Pruning, a little deeper

Pruning removes parts of the network judged unimportant.

  • Unstructured pruning zeros individual weights — high compression, but the irregular sparsity is hard for hardware to exploit.
  • Structured pruning removes whole groups (neurons, attention heads, channels, or entire layers) — friendlier to hardware, at some accuracy cost.
  • Semi-structured (e.g. 2:4) keeps 2 of every 4 weights nonzero, hitting a ~2× speedup on modern tensor cores.

The punchline: they stack

These aren't competitors — they're stages of a pipeline. Two canonical recipes:

  1. Prune → distill → quantize. NVIDIA's Minitron does exactly the first two: prune a Llama-3.1-8B down, then use distillation against the unpruned model to recover the lost accuracy — reaching a strong 4B with up to 40× fewer training tokens than training from scratch. Finish by quantizing to a GGUF and you have a small, cheap, capable local model.
  2. Distill, then quantize. Train a small student from a big teacher, then ship it as a Q4_K_M GGUF for laptops.

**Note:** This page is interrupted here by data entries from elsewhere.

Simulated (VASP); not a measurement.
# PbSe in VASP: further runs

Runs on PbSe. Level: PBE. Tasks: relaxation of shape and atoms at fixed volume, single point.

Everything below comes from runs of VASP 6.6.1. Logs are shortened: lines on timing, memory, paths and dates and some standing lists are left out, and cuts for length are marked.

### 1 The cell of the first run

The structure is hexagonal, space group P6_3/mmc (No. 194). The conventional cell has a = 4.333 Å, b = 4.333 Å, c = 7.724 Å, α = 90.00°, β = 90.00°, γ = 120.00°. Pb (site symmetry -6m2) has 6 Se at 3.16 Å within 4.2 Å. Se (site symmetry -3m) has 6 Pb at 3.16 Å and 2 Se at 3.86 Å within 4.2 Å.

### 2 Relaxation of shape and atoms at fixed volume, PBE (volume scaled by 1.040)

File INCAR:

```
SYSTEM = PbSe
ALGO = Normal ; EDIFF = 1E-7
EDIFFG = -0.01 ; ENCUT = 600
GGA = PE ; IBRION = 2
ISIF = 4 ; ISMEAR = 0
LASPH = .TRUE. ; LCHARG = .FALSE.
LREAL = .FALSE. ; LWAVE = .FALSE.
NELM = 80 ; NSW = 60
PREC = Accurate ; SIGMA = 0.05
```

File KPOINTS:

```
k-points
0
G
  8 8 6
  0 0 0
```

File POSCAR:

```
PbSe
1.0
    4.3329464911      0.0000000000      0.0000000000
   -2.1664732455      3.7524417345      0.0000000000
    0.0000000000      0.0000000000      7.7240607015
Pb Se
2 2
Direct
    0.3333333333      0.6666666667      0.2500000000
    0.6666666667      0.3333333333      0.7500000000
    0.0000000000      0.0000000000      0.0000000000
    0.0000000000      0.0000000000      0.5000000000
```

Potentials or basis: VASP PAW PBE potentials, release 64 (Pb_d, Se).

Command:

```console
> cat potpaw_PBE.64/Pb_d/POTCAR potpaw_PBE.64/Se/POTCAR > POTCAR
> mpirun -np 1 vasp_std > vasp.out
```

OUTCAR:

Distillation even shows up inside quantization: quantization-aware training (QAT) can use the full-precision model's outputs as distillation targets so the quantized version stays close to the original. Gemma 3 ships QAT checkpoints built this way.

Which do you reach for?

  • Just want to run an existing good model on your hardware? Quantize (or download a GGUF someone already quantized).
  • Want a smaller model that's genuinely good at your task, not just a compressed giant? Distill.
  • Need to squeeze a specific architecture for a specific device? Prune, then distill to recover, then quantize.

The art of building a great local model is knowing how to combine all three. The rest of the knowledge base is about doing exactly that.